By Sarah Eekhoff Zylstra, Christianity Today.
Half of Americans who attend religious services weekly said science and religion are often in conflict, less than the 54 percent who attend monthly or yearly, and far less than the 73 percent who seldom or never attend.
“It is the least religiously observant Americans who are most likely to perceive conflict between science and religion,” stated lead author Cary Funk in today’s report.
White evangelicals are especially likely to say that science is compatible with faith: almost half (49%) agree, compared with 38 percent of all US adults. About three in ten (31%) black Protestants (two-thirds of whom identify as evangelical according to past Pew research), also said science and religion are mostly compatible.

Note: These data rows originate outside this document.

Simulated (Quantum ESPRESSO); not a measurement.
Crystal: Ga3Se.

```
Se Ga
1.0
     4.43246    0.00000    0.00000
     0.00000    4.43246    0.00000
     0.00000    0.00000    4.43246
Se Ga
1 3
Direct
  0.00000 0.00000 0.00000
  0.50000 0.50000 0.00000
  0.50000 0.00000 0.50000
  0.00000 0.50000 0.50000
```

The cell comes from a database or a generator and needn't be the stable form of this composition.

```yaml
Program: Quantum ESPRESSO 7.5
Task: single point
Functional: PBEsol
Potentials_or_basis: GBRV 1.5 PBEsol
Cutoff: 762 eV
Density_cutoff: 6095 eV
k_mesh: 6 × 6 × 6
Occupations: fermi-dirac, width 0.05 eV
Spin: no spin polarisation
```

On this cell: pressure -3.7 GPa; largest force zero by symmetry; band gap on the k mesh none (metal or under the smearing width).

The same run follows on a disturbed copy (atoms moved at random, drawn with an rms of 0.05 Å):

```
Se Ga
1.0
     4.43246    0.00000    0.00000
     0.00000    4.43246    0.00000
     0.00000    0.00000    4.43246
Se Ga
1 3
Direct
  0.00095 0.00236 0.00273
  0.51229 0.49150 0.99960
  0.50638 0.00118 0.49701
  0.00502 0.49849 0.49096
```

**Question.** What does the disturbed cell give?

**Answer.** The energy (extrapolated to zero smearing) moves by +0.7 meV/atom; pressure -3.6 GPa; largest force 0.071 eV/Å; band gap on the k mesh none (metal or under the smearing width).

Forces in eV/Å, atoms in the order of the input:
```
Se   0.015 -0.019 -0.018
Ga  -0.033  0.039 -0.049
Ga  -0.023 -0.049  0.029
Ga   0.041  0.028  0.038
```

But while almost 60 percent of Americans think science and religion often conflict, only 30 percent think science conflicts with their own religious beliefs, down from 36 percent in 2009. The drop was driven by the religiously affiliated, which fell from 41 percent to 34 percent; the religiously unaffiliated, or so-called “nones,” stayed constant at 16 percent.
“People’s sense that there generally is a conflict between religion and science seems to have less to do with their own religious beliefs than it does with their perceptions of other people’s beliefs,” Pew stated.
Evangelicals experience more personal conflict than the general public: 4 in 10 said their own beliefs sometimes conflicted with science. But even that number has decreased from 52 percent in 2009.